My 2 cents on Monitoring… I’m a huge advocate of Monitoring properly… And what I mean by that is monitoring every aspect of your Production environment that means anything to your environment.
Now to break it down even further…. Besides monitoring the basics like DiskIO, Memory, CPU, Dropped Packets, Error in the interfaces.. Monitoring of all the services you are running, either through snmp, scripts, api’s, etc.. Also which to me is very important is the monitoring of the log files ( This has saved us a tremendous amount of time ). I’ve been using Zenoss for the past 2 years and I can not say how much that product has help the companies I worked for and not to mention the time it has saved.
I had Zenoss as the central syslog server, snmpd trap server, monitoring, and trending . You can raise email alerts based on the logs that come in and correlate those events with other alerts from the system.If you prefer not to use a system like zenoss for your central logging then use a system like splunk which to me is the best central syslogging system hands down. then create custom alerting rules based on the criteria you passed and then have it email out or send the alert to a monitoring system like zenoss.
Also, I have met quite a few admins who feel that monitoring is something you can setup once in about a weeks time and let it do its job. I on the other hand feel the complete opposite. I feel that monitoring is a ongoing process and takes a minimum of 3 months to setup properly. This is the time it takes to research every part of the environment and to properly adjust the values of what you are monitoring, so you do not get email/page bombed..
I know quite a few of you have received those email bombs before.
For me to be completely satisfied with the monitoring that I put in play. A few things has to be done 1st
- Work with anyone that is involve with a Production Server/App/Device and find as much as possible about those Services/Devices
- Setup a central syslogging system like Splunk that can send alerts based on what ever criteria you set or use a system like Zenoss which you can map alerts to different events. You may not belive me but there is a wealth of important information, that can speedly help you find a issue with a device.
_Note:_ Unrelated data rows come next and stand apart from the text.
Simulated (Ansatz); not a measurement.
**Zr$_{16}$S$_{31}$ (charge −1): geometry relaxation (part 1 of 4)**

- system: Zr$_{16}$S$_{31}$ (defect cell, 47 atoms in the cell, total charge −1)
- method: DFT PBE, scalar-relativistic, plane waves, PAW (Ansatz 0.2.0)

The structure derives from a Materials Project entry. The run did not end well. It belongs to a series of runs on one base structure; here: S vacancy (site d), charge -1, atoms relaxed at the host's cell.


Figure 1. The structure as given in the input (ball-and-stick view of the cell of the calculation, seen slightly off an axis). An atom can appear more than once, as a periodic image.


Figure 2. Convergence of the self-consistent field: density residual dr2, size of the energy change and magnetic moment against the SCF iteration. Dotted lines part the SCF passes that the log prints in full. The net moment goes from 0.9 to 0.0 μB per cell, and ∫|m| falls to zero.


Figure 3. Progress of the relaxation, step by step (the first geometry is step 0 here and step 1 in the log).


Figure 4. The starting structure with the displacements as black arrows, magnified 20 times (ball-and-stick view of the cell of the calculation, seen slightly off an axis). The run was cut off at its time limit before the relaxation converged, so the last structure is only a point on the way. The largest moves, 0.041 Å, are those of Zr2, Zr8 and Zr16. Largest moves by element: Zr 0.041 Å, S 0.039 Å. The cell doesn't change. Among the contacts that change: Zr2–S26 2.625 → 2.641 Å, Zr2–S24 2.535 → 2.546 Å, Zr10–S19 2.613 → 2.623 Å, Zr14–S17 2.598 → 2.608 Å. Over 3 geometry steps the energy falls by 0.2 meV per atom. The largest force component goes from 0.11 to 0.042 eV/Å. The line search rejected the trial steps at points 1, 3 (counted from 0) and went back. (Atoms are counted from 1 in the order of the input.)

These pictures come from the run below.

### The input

- Trending of the systems/devices/services that you are monitoring. So use a system like Cacti or dare I say it… Zenoss
- And the most import part… Choose your monitoring tool carefully… Again my personal opinion is to use to most flexible monitoring tool out there. A tool that can use snmp, nagios commands, custom API Scripting, and the ability to automate as much of the monitoring as possible…. Like Zenoss!!!
- Time, TIme, Time….Proper monitoring takes alot of research and testing…. But the rewards are 10 fold…
No I’m not a Zenoss Sales rep and no I do not work for them. But their product to me as a Systems Engineer is that amazing… I can grab data from a cmdb and pass it to zenoss or grab data from syslog or from splunk or in that fact VMware. I can even automate the grouping in Zenoss..
Basically when it comes down to it, DO YOUR RESEARCH….